Mrs. President

The term "First Lady," used to indicate the President's wife, was never applied to Martha Washington. It was not heard, in fact, until 1877, when it was applied to Lucy Hayes, the wife of Rutherford B. Hayes, the 19th President.

Here is a collection of First Lady facts:

Abigail Adams, First Lady from 1797–1801, brought the first piano to the White House.

Eleanor Roosevelt, First Lady from 1933–1945, drove her own car and refused Secret Service protection. She agreed, however, to keep a pistol in the glove compartment.

Lucy Hayes, after becoming First Lady in 1877, would not permit liquor to be served at White House functions. Her stand earned her the nickname "Lemonade Lucy."

Rainbow was the Secret Service's code name for Nancy Reagan.

Nancy Reagan isn't the only First Lady to have had an acting career in the movies. During the mid 1930's when Pat Nixon was attending the University of Southern California, she worked as a Hollywood "extra," a person hired for a minor part in a film, such as in a crowd scene.

Mary Todd Lincoln, the wife of the 16th President, has been described as selfish, spoiled, rude, and arrogant. She once complained so heatedly about food prices to the White House grocer that he quit. President Lincoln called the man into his office, put an arm about his shoulder and said, "Can't you stand for fifteen minutes what I have stood for fifteen years?"

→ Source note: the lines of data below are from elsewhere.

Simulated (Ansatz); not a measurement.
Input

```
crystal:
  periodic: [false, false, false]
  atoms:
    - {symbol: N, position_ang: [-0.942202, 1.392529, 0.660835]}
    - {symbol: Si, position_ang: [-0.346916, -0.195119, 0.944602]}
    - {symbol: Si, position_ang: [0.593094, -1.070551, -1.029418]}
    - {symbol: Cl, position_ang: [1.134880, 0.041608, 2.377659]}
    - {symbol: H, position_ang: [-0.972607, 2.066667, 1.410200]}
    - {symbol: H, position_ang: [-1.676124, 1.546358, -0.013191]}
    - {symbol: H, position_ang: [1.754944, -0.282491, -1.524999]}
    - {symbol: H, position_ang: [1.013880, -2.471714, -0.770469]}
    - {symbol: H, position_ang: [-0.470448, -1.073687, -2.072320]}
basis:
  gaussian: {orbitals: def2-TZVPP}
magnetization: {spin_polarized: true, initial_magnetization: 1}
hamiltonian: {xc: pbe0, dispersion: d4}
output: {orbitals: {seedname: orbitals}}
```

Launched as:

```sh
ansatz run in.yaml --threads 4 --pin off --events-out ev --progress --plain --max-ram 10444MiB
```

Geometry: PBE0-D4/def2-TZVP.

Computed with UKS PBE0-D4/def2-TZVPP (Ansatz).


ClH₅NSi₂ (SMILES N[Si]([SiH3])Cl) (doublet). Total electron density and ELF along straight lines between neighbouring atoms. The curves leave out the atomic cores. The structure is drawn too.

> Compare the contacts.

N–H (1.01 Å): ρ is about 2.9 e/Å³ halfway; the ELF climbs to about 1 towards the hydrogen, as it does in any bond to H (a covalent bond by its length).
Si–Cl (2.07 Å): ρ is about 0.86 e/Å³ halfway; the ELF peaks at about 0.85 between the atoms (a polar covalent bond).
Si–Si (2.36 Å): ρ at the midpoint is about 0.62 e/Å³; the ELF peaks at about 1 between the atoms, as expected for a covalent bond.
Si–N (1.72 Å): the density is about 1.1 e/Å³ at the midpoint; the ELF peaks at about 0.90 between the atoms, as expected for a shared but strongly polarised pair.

Abigail Adams, wife of John Adams, the second President, was thought to have too much influence on her husband. For that, she was sometimes called "her Majesty."

Jane Pierce, wife of Franklin Pierce, the 14th President, believed that Washington and politics were evil. when her husband was seeking to be elected in 1852, she prayed that he would lose.

The Girl Scouts were the pet project of Lou Hoover, wife of the 31st President. She once served as the organization's national president.

Mamie Doud married Dwight D. Eisenhower in 1916, when he was an Army lieutenant. The Eisenhowers had 35 homes in 35 years at Army posts all over the world.

Claudia was the baptismal name of Lady Bird Johnson, the wife of Lyndon Johnson, the 36th President. She was nicknamed by a nursemaid who said she was "purty as a ladybird."